I would rather see us talk about our lag in basic research, missiles, jet engines, rocket motors, air defense, and atomic fuels – about our untapped or wasted natural resources, our shameful slums and our underpaid Federal employees, whether they be mail carriers or scientists.

We cannot talk about these issues and at the same time talk about tax cuts with any degree of sincerity or responsibility. The relentless facts of life in the world today, the hard facts of our national security and expanding nation, do not permit talk of tax cuts from a party that will in 1960 acquire full responsibility for facing up to these facts. Perhaps we could deceive some of our constituents – perhaps we could outmaneuver the Republicans on this issue – but there is no point in deceiving or outmaneuvering ourselves.

Last night the President delivered his first address to the Nation on this subject. The speech was well-thought out, well-written, and well-documented – and I am sure it will be well received by every American, regardless of party. The President stated that he was going to tell the Nation the "rough" facts as well as the smooth – "the sternly demanding" as well as the reassuring. He asks for the "energetic support of every American," that we "face up to certain pressing requirements and set out to meet them at once," recognizing that this problem "surmounts any division" partisan or otherwise – and to meet it we will "close ranks as Americans."

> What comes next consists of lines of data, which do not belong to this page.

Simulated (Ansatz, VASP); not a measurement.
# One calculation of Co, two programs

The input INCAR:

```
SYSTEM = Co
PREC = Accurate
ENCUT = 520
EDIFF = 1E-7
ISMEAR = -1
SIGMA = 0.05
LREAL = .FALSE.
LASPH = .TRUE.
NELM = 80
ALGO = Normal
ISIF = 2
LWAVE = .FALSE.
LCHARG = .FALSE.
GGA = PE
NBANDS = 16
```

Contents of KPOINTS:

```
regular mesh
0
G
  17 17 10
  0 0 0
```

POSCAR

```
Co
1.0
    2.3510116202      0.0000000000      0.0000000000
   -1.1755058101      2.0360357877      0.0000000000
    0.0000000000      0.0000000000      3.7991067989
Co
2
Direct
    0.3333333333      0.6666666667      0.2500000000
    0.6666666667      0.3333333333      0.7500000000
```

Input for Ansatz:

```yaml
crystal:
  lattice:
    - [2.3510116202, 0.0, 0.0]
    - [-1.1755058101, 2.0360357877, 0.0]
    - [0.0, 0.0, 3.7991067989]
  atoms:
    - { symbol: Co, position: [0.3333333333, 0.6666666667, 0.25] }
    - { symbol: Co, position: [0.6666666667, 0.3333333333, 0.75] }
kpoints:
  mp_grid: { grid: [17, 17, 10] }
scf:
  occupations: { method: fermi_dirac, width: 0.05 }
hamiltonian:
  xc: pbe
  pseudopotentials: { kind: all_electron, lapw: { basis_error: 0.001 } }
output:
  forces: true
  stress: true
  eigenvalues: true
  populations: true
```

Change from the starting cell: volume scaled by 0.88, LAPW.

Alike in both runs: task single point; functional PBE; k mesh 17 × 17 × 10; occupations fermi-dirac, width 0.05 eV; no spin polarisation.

I am certain that everyone here would join me in assuring the President that as Democrats and Americans we stand ready and willing to face whatever harsh facts must be faced and to assume whatever heavy burden must be assumed.

We do not intend to make political capital out of national disasters – we do not intend to play politics with the critical issues of War and Peace.

But neither do we intend to forget our responsibility as Americans and as the minority party to offer constructive criticisms and alternatives. For this Nation will never survive unless the channels of free dissent are kept open, and the Democratic Party is necessarily the primary channel of dissent available today.

I think, therefore, that we have a right as Democrats and as Americans to ask the President to tell us all of the harsh facts we must face, and not just some of them. We have a right as Democrats and Americans to ask whether the President's proposals are not now too little and too late. And we have a responsibility – an unavoidable responsibility – as Democrats and Americans to promulgate additional proposals to meet the problem left unsolved by the President, and to implement our proposals in the Democratic Congress.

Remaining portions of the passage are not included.